Source code for diaparser.models.dependency

# -*- coding: utf-8 -*-

import torch
import torch.nn as nn
from ..modules import MLP, BertEmbedding, Biaffine, LSTM, CharLSTM
from ..modules.dropout import IndependentDropout, SharedDropout
from ..utils.config import Config
from ..utils.alg import eisner, mst
from ..utils.transform import CoNLL
from torch.nn.utils.rnn import pack_padded_sequence, pad_packed_sequence
from typing import Tuple


[docs]class BiaffineDependencyModel(nn.Module):
    r"""
    The implementation of Biaffine Dependency Parser.

    References:
        - Timothy Dozat and Christopher D. Manning. 2017.
          `Deep Biaffine Attention for Neural Dependency Parsing`_.

    Args:
        n_words (int):
            The size of the word vocabulary.
        n_feats (int):
            The size of the feat vocabulary.
        n_rels (int):
            The number of labels in the treebank.
        feat (str):
            Specifies which type of additional feature to use: ``'char'`` | ``'bert'`` | ``'tag'``.
            ``'char'``: Character-level representations extracted by CharLSTM.
            ``'bert'``: BERT representations, other pretrained langugae models like XLNet are also feasible.
            ``'tag'``: POS tag embeddings.
            Default: ``'char'``.
        n_word_embed (int):
            The size of word embeddings. Default: 100.
        n_feat_embed (int):
            The size of feature representations. Default: 100.
        n_char_embed (int):
            The size of character embeddings serving as inputs of CharLSTM, required if ``feat='char'``. Default: 50.
        bert (str):
            Specifies which kind of language model to use, e.g., ``'bert-base-cased'`` and ``'xlnet-base-cased'``.
            This is required if ``feat='bert'``. The full list can be found in `transformers`_.
            Default: ``None``.
        n_bert_layers (int):
            Specifies how many last layers to use. Required if ``feat='bert'``.
            The final outputs would be the weight sum of the hidden states of these layers.
            Default: 4.
        bert_fine_tune (bool):
            Weather to fine tune the BERT model.
            Deafult: False.
        mix_dropout (float):
            The dropout ratio of BERT layers. Required if ``feat='bert'``. Default: .0.
        token_dropout (float):
            The dropout ratio of tokens. Default: .0.
        embed_dropout (float):
            The dropout ratio of input embeddings. Default: .33.
        n_lstm_hidden (int):
            The size of LSTM hidden states. Default: 400.
        n_lstm_layers (int):
            The number of LSTM layers. Default: 3.
        lstm_dropout (float):
            The dropout ratio of LSTM. Default: .33.
        n_mlp_arc (int):
            Arc MLP size. Default: 500.
        n_mlp_rel  (int):
            Label MLP size. Default: 100.
        mlp_dropout (float):
            The dropout ratio of MLP layers. Default: .33.
        use_hidden_states (bool):
            Wethre to use hidden states rather than outputs from BERT.
            Default: True.
        use_attentions (bool):
            Wethre to use attention heads from BERT.
            Default: False.
        attention_head (int):
            Which attention head from BERT to use. Default: 0.
        attention_layer (int):
            Which attention layer from BERT to use; use all if 0. Default: 6.
        feat_pad_index (int):
            The index of the padding token in the feat vocabulary. Default: 0.
        pad_index (int):
            The index of the padding token in the word vocabulary. Default: 0.
        unk_index (int):
            The index of the unknown token in the word vocabulary. Default: 1.

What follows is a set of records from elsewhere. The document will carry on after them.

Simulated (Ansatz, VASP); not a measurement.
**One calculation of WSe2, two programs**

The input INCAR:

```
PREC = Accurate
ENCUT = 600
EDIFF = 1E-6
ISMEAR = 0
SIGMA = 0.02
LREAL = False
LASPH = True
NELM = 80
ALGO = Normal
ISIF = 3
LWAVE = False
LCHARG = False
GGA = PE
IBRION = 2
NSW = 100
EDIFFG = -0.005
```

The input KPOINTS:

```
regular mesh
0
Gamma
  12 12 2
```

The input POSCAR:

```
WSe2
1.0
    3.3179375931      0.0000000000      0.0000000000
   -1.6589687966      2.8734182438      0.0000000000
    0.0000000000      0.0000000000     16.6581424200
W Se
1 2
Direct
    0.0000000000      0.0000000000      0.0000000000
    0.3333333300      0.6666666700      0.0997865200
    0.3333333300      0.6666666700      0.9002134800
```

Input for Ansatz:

    .. _Deep Biaffine Attention for Neural Dependency Parsing:
        https://openreview.net/forum?id=Hk95PK9le
    .. _transformers:
        https://github.com/huggingface/transformers
    """

    def __init__(self,
                 n_words,
                 n_feats,
                 n_rels,
                 feat='char',
                 n_word_embed=100,
                 n_feat_embed=100,
                 n_char_embed=50,
                 bert=None,
                 n_bert_layers=4,
                 bert_fine_tune=False,
                 mix_dropout=.0,
                 token_dropout=.0,
                 embed_dropout=.33,
                 n_lstm_hidden=400,
                 n_lstm_layers=3,
                 lstm_dropout=.33,
                 n_mlp_arc=500,
                 n_mlp_rel=100,
                 mask_token_id=.0,
                 mlp_dropout=.33,
                 use_hidden_states=True,
                 use_attentions=False,
                 attention_head=0,
                 attention_layer=6,
                 feat_pad_index=0,
                 pad_index=0,
                 unk_index=1,
                 **kwargs):
        super().__init__()

        # cant use Config(**locals()) because it includes self
        self.args = Config().update(locals())
        args = self.args
        if args.n_word_embed:
            # the embedding layer
            self.word_embed = nn.Embedding(num_embeddings=args.n_words,
                                           embedding_dim=args.n_word_embed)
            self.unk_index = args.unk_index
        else:
            self.word_embed = None
        if args.feat == 'char':
            self.feat_embed = CharLSTM(n_chars=args.n_feats,
                                       n_word_embed=args.n_char_embed,
                                       n_out=args.n_feat_embed,
                                       pad_index=args.feat_pad_index)
        elif args.feat == 'bert':
            self.feat_embed = BertEmbedding(model=args.bert,
                                            n_layers=args.n_bert_layers,
                                            n_out=args.n_feat_embed,
                                            requires_grad=args.bert_fine_tune,
                                            mask_token_id=args.mask_token_id,
                                            token_dropout=args.token_dropout,
                                            mix_dropout=args.mix_dropout,
                                            use_hidden_states=args.use_hidden_states,
                                            use_attentions=args.use_attentions,
                                            attention_layer=args.attention_layer)
            # Setting this requires rebuilding models:
            # args.n_mlp_arc = self.feat_embed.bert.config.max_position_embeddings
            args.n_feat_embed = self.feat_embed.n_out  # taken from the model
            args.n_bert_layers = self.feat_embed.n_layers  # taken from the model
        elif args.feat == 'tag':
            self.feat_embed = nn.Embedding(num_embeddings=args.n_feats,
                                           embedding_dim=args.n_feat_embed)
        else:
            raise RuntimeError("The feat type should be in ['char', 'bert', 'tag'].")
        self.embed_dropout = IndependentDropout(p=args.embed_dropout)

        if args.n_lstm_layers:
            # the lstm layer
            self.lstm = LSTM(input_size=args.n_word_embed+args.n_feat_embed,
                             hidden_size=args.n_lstm_hidden,
                             num_layers=args.n_lstm_layers,
                             bidirectional=True,
                             dropout=args.lstm_dropout)
            self.lstm_dropout = SharedDropout(p=args.lstm_dropout)
            mlp_input_size = args.n_lstm_hidden*2
        else:
            self.lstm = None
            mlp_input_size = args.n_word_embed + args.n_feat_embed

        # the MLP layers
        self.mlp_arc_d = MLP(n_in=mlp_input_size,
                             n_out=args.n_mlp_arc,
                             dropout=args.mlp_dropout)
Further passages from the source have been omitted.